Practice of law” “The rendition of services requiring the knowledge and the application of legal principles and technique to serve the interests of another with his consent. It is not limited to appearing in court, or advising and performing of services in the conduct of the various shapes of litigation, but embraces the preparation of pleadings, and other papers incident to actions and special proceedings, and in larger sense includes legal advice and counsel and preparation of legal instruments by which legal rights and obligations are established. A person engages in the “practice of law” by maintaining an office where is held out to be an attorney, using a letterhead describing himself as an attorney, counseling clients in legal matters, negotiating with opposing counsel about pending litigation, and fixing a collecting fees for services rendered by his associate.”

Advocate” “One who assists, defends, or pleads for another. One who renders legal advice and aid and pleads the cause of another before a court or a tribunal, a counselor. A person learned in the law, and duly admitted to practice, who assists his client with advice, and pleads for him in open court. An assistant; adviser, a pleader of causes.”
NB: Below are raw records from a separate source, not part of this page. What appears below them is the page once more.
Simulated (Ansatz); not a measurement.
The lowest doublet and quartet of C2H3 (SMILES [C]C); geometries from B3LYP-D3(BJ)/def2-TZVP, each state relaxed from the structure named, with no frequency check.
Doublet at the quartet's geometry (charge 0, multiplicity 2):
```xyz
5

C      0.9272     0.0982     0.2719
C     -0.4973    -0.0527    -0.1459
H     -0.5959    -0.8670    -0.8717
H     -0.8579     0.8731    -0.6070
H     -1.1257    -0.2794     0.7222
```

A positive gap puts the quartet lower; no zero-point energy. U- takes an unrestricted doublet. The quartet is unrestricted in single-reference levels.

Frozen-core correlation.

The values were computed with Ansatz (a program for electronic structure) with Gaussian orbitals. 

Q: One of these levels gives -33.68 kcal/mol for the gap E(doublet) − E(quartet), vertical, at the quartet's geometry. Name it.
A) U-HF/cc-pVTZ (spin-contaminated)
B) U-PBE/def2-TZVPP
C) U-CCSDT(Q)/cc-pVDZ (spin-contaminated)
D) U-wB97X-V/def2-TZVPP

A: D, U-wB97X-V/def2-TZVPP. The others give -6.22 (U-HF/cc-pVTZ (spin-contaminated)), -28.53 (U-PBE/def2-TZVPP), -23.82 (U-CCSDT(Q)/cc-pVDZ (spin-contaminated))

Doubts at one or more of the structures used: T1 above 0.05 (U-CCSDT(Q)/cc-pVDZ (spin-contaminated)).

Counsel” “Attorney or counsellor (q.v.) “Advice and assistance given by one person to another in regard to a legal matter, proposed line of conduct, claim, or contention.
“The words “counsel” and “advise” may be, and frequently are, used in criminal law to describe the offense of a person who, not actually doing the felonious act, by his will contributed to it or procured it to be done.”

Counsellor” “An attorney: lawyer. Member of the legal profession who gives legal advice and handles the legal affairs of client, including, if necessary, appearing on his or her behalf in civil, criminal, or administrative actions and proceedings.”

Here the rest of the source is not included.